Indexer Module¶

The indexer module provides functionality for indexing DFTracer trace files (.pfw / .pfw.gz) backed by a .dftindex RocksDB store. The top-level Indexer follows a resolve / build pattern over a directory or file list and exposes the higher index tiers (checkpoints, bloom filters, manifests, aggregation). CheckpointIndexer is the lower-level single-file interface used for checkpoint-level operations.

Indexer Class¶

class dftracer.utils.Indexer(directory: str = '', files: list[str] | None = None, index_dir: str = '', require_checkpoint: bool = True, require_bloom: bool = True, require_manifest: bool = True, require_aggregation: bool | AggregationConfig | None = None, checkpoint_size: int = 33554432, parallelism: int = 0, force_rebuild: bool = False, runtime: Runtime | None = None)[source]¶

Bases: object

High-level indexer for building and managing trace indexes.

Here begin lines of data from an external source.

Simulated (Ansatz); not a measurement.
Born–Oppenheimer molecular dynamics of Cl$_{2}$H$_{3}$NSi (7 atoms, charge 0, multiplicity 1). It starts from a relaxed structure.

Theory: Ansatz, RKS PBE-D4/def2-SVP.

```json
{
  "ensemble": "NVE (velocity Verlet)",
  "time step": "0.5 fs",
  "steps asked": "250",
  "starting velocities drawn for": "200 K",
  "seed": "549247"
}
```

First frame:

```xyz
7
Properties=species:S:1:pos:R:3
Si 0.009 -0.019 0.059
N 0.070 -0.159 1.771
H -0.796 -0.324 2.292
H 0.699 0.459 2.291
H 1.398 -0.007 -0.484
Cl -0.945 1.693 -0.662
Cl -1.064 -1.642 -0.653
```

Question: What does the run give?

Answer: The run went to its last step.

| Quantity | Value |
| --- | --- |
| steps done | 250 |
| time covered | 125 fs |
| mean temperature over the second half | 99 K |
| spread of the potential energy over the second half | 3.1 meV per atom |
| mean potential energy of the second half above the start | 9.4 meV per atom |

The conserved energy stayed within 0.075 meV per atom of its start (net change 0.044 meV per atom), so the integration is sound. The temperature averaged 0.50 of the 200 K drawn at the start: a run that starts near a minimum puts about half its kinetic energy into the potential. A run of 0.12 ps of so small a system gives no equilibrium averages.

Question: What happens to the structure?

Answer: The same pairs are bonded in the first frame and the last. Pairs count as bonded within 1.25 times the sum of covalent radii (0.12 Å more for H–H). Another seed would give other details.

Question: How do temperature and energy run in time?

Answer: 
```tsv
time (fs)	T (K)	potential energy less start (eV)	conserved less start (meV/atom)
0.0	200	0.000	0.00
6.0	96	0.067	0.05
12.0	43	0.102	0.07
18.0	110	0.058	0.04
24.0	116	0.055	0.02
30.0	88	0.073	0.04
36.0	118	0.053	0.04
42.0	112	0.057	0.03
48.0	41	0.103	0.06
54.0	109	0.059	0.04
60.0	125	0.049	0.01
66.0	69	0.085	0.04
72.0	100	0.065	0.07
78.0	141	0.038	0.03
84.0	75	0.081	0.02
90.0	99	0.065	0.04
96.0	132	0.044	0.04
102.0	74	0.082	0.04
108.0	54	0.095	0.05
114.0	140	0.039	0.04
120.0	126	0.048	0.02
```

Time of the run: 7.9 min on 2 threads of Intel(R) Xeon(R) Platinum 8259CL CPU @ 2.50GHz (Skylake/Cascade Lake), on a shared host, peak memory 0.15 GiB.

Supports tiered indexing: - Tier 1: Checkpoints (for random access) - Tier 2: Bloom filters and manifests (for fast filtering) - Tier 3: Aggregation data (config-dependent)

At least one of ‘directory’ or ‘files’ must be provided.

Parameters:

directory (str) – Directory containing trace files (.pfw/.pfw.gz).
files (List[str] | None) – List of specific file paths to index.
index_dir (str) – Directory for .dftindex stores (default: next to files).
require_checkpoint (bool) – Build checkpoint tier (default True).
require_bloom (bool) – Build bloom filter tier (default True).
require_manifest (bool) – Build manifest tier (default True).
require_aggregation (bool | AggregationConfig | None) – Aggregation config or True for defaults (default None).
parallelism (int) – Number of parallel workers (0 = all cores).
force_rebuild (bool) – Force rebuild even if index exists.
runtime (Runtime | None) – Runtime for executor parallelism (default: global runtime).

Example

>>> indexer = Indexer("/path/to/traces")
>>> indexer.ensure_indexed()  # builds checkpoint, bloom, manifest

>>> # With explicit file list
>>> indexer = Indexer(files=["/path/to/trace1.pfw.gz", "/path/to/trace2.pfw.gz"])
>>> indexer.ensure_indexed()

>>> # With aggregation
>>> indexer = Indexer(
...     "/path/to/traces",
...     require_aggregation=AggregationConfig(time_interval_ms=1000),
... )
>>> indexer.ensure_indexed()  # fused pass with aggregation

close()[source]¶: Release resources.

property aggregation_config: AggregationConfig | None¶: Aggregation configuration, if enabled.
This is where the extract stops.